Question

$2\tan^{- 1}x + \sin^{- 1}\frac{2x}{1 + x^{2}}$ is independent of x , then

• A. $x \in \lbrack 1, + \infty)$
• B. $x \in \lbrack - 1,1\rbrack$
• C. $x \in ( - \infty, - 1$]
• D. None of these

Answer 1

Answer: (A)

$x \in \lbrack 1, + \infty)$

Answer 2

Let $x = \tan\theta$. Then

$\sin^{- 1}\frac{2x}{1 + x^{2}} = \sin^{- 1}\frac{2\tan\theta}{1 + \tan^{2}\theta} = \sin^{- 1}(\sin 2\theta)$

$\therefore 2\tan^{- 1}x + \sin^{- 1}\frac{2x}{1 + x^{2}} = 2\theta + \sin^{- 1}(\sin 2\theta)$ If $- \frac{\pi}{2} \leq 2\theta \leq \frac{\pi}{2},2\tan^{- 1}x + \sin^{- 1}\frac{2x}{1 + x^{2}}$

= $2\theta + 2\theta = 4\tan^{- 1}x \neq$independent of x.

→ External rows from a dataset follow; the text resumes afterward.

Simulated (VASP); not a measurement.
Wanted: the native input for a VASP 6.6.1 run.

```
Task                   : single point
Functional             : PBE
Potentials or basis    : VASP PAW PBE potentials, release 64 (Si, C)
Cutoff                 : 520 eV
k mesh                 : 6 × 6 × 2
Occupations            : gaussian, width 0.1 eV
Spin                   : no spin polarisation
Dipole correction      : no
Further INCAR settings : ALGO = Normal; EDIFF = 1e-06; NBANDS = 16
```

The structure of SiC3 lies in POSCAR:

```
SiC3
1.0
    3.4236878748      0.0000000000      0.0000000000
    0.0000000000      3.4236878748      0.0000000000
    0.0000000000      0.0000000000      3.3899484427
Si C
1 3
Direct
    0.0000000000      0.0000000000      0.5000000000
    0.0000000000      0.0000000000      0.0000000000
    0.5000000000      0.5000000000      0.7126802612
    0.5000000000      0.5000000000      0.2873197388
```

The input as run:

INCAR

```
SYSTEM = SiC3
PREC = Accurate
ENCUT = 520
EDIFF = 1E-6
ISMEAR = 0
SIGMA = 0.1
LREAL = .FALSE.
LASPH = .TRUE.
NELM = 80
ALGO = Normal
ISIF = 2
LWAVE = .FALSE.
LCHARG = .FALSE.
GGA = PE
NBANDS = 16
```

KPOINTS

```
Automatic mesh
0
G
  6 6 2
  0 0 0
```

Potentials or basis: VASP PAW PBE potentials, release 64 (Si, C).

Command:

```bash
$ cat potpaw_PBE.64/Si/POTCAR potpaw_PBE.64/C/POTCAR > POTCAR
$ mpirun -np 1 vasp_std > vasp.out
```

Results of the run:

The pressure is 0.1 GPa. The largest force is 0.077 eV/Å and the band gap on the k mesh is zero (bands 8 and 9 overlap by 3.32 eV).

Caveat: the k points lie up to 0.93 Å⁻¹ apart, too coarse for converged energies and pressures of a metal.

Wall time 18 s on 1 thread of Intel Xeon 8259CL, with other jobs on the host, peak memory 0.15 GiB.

If $- \frac{\pi}{2} \leq \pi - 2\theta \leq \frac{\pi}{2},2\tan^{- 1}x + \sin^{- 1}\frac{2x}{1 + x^{2}}$

= $2\theta + \sin^{- 1}\lbrack\sin(\pi - 2\theta)\rbrack = 2\theta + \pi - 2\theta$= $\pi$ = independent of x.

$\therefore$ $\theta \notin \left\lbrack - \frac{\pi}{4},\frac{\pi}{4} \right\rbrack$ but$\theta \in \left\lbrack \frac{\pi}{4},\frac{3\pi}{4} \right\rbrack$

and from the principal value of $\tan^{- 1}x$.

$\theta \in \left( - \frac{\pi}{2},\frac{\pi}{2} \right)$. Hence, $\theta \in \left( \frac{\pi}{4},\frac{\pi}{2} \right)$

$\therefore$ $\theta \in \left( \frac{\pi}{4},\frac{\pi}{2} \right)$ $\Rightarrow$ $\tan^{- 1}x + \sin^{- 1}\frac{2x}{1 + x^{2}} = \pi$.

Also at

$\theta = \frac{\pi}{4},2\tan^{- 1}x + \sin^{- 1}\frac{2x}{1 + x^{2}} = 2.\frac{\pi}{4} + \sin^{- 1}1 = \frac{\pi}{2} + \frac{\pi}{2} = \pi$.

$\therefore$ The given function = $\pi$ = constant if $\theta \in \left\lbrack \frac{\pi}{4},\frac{\pi}{2} \right)$. i.e., $x \in \lbrack 1, + \infty)$